Iran-backed terror group has withdrawn north of the Litani River without fight, security official claims, as President Aoun says full deployment hindered by IDF control of 5 posts
The Lebanese army has dismantled “over 90 percent” of Hezbollah’s infrastructure near the border with Israel since a November ceasefire, a security official said Wednesday.
“We have dismantled over 90% of the infrastructure in the area south of the Litani,” the official, who requested anonymity as the matter is sensitive, told AFP.
In accordance with the truce deal brokered between Israel and Lebanon in November, the Lebanese army is required to dismantle all unauthorized military facilities and confiscate all arms, starting in areas south of the Litani River, located some 20 kilometers (12 miles) north of the Israeli border.
To that end, the official said much of the Iran-backed terror group’s robust underground infrastructure in the south had been “filled and closed” by the army.
They added that soldiers had also reinforced their control of crossing points into the area south of the Litani “to prevent the transfer of weapons from the north of the river to the south.”
Lebanese President Joseph Aoun, meanwhile, said in an interview with Sky News Arabia that the army was now in control of over 85% of the country’s south.

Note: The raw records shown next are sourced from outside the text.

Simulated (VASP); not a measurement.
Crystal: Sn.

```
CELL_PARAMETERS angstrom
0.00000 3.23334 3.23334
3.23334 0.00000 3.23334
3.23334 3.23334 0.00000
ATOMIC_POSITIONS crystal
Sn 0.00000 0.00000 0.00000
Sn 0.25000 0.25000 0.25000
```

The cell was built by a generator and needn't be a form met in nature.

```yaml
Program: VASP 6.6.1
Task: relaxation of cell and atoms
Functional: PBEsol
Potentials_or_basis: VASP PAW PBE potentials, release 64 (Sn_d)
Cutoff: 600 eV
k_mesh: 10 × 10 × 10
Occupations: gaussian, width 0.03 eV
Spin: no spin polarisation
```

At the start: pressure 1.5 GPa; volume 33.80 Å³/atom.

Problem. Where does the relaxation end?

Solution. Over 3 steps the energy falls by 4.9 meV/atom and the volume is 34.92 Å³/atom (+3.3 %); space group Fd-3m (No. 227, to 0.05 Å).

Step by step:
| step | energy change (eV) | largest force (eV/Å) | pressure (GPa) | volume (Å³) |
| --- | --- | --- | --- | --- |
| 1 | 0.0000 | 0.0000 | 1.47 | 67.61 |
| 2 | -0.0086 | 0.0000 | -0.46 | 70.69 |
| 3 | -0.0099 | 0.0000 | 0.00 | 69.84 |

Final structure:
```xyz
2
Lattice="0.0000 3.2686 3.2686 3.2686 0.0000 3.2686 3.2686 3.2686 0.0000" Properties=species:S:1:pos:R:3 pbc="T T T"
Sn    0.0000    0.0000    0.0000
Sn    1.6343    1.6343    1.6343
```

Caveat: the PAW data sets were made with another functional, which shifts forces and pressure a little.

Aoun, on a visit to the United Arab Emirates, said the Lebanese army was “fulfilling its role without any problems or opposition,” and charged that the single obstacle to the full deployment of soldiers across the border area was “Israel’s occupation of five border positions.”
While Israeli forces withdrew from almost all areas in southern Lebanon following the start of the ceasefire, troops have remained deployed at five key points.
Defense Minister Israel Katz confirmed last month that the troops would remain stationed at these locations, deemed strategically important for Israel’s safety, “indefinitely.”
With regard to Hezbollah, which was also required to withdraw from southern Lebanon under the terms of the deal, the security official told AFP that the terror group had been cooperating with the army.
“Hezbollah withdrew and said ‘do whatever you want’… there is no longer a military [infrastructure] for Hezbollah south of the Litani,” the official said.
The official added that most of the munitions found by the army were either “damaged” by Israeli bombing or “in such bad shape that it is impossible to stock them,” prompting the army to detonate them.
The US-brokered ceasefire has largely halted more than a year of hostilities along the Israel-Lebanon border, and some two months of all-out war in southern Lebanon.
Hostilities were initiated by Hezbollah on October 8, 2023, in support of Palestinian ally Hamas, which invaded southern Israel from Gaza a day earlier and committed massacres, killing some 1,200 and abducting 251 to Gaza. Persistent rocket fire from Lebanon displaced some 60,000 Israeli civilians.